I appreciate the info on the locomotive engines, very interesting and I will now watch them more closely. However, I have never understood why diesel is more expensive than the more, highly processed gasoline.
Personally, I think price gouging, (when in Publix, I tend to stand and just stare) price fixing (algorithms setting prices for apartments) and monopolies (MicroSoft, etc.), all supposedly illegal, are alive and well. Screw “We the people.”
My first car was a 1970 Mustang Grande, which I adored even though it was in the shop a lot. I changed my oil myself, and once fixed my brakes, but that behavior ended quickly.
I (IMO) see a difference in Dennis and Jimbo. Dennis really believes the MAGA stuff, whereas Jimbo does not. Jimbo wants us to change our minds through the same sort of repetition that Trump uses, without mentioning his name.
Well, I hope to hell it does pass. Project 2025, and Mudsill Theory are very frightening prospects for our country. I portion of me cannot believe such things could happen to us. Much larger portions of individual folks (MAGA people) cannot believe someone would lie so often and so severely, that they will vote for him no matter what. No facts or proof needed. I do hope it passes, and that they don’t have to learn the hard way.
Ray W. says
Hello Laurel,
Picture in your mind a tire pump. If one fills a tire with a hand pump, the base of the pump immediately heats up. The temperature can get quite high if the pump is used for a long time. This is so because the act of compressing any gaseous compound, such as air, heats the mixture.

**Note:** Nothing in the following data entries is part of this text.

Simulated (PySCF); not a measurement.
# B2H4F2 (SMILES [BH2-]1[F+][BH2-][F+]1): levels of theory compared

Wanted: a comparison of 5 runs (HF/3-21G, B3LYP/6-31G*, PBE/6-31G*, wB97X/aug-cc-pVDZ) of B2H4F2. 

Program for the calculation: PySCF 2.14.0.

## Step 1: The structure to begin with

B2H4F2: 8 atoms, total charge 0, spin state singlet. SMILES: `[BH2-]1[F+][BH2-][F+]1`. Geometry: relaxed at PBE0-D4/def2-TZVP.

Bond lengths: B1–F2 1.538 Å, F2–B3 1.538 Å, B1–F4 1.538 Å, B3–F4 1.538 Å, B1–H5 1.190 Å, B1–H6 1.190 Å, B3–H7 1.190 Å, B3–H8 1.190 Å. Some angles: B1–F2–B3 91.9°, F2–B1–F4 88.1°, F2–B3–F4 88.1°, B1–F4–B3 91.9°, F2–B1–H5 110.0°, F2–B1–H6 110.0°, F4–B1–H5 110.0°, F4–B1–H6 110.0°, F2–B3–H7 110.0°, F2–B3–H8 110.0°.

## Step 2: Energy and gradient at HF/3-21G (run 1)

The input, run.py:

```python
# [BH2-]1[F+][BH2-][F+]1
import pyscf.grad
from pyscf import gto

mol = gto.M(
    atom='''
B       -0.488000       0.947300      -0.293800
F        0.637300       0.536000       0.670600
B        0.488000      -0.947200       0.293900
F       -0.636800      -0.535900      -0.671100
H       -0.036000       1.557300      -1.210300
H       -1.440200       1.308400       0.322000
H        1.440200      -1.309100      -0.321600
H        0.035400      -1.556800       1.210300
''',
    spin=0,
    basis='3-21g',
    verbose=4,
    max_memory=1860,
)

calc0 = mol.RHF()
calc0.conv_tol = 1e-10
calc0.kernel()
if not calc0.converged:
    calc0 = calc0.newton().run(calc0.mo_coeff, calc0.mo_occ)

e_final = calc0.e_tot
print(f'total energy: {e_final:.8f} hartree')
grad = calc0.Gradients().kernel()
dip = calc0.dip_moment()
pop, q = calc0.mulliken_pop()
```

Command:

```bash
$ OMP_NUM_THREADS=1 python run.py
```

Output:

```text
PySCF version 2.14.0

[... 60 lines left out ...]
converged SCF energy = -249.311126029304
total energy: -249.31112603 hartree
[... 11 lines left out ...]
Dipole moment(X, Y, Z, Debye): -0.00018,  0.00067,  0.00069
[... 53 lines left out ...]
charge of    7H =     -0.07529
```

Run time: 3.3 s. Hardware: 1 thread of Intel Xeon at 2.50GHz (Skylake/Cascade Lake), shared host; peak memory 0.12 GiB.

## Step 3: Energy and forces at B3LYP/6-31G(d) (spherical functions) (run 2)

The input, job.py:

The same thing happens in a combustion chamber of an engine. Combustion chamber temperatures in racing engines commonly exceed 1000 degrees. It is not uncommon for temperatures in a racing engine, if a fuel-air mixture becomes too lean, to melt the dome of the piston, causing engine failure. There was a time when NASCAR engines on the superspeedways were jetted so lean that when a driver let off the throttle momentarily, the piston dome would immediately fail. It only took a moment of time to cause engine heat to rise beyond the limits of the metal. I have seen a number of pistons with holes in the dome; the metal simply melted from excessive heat. Those who raced two-strike motorcycles are familiar with the concept of collapsed piston domes. In a carbureted engine, letting off the throttle suddenly can cut down on the amount of fuel entering into the intake tract.
Why does this matter to your question?
Racing fuel is energy dense compared to regular gasoline. More long-chain molecules, when mixed with air under high pressures and temperatures extracts more energy from the same amount of fuel. Racing fuel, for a number of reasons, costs far more than gasoline to produce.
Likewise, diesel fuel is more energy dense compared to regular gasoline. The mixture of long-chain hydrocarbon molecules to short-chain hydrocarbon molecules in diesel fuel is relatively high. Long-chain hydrocarbon molecules are more expensive to crack at a refinery from crude oil.
Racing engines, like diesel engines, are relatively hard to start when cold. They run best at higher temperatures. Higher compression ratios in both racing engines and diesel engines allow for hotter combustion chambers, in pursuit of the goal of extracting as much energy as possible from the highly compressed and ignited fuel-air mixture. Racing engines use spark plugs. Diesel engines use glow plugs.
One gallon of diesel fuel will drive a truck further than will one gallon of gas. When hot, a diesel engine no longer needs a glow plug to ignite the fuel-air mixture. There is enough residual heat in the combustion chamber from the previous combustion cycle to more easily ignite a fresh fuel charge when the fresh mixture is compressed. Diesel engines operate best at far higher compression ratios and combustion chamber temperatures than are normal in gasoline engines. They need larger radiators to deal with the extra heat.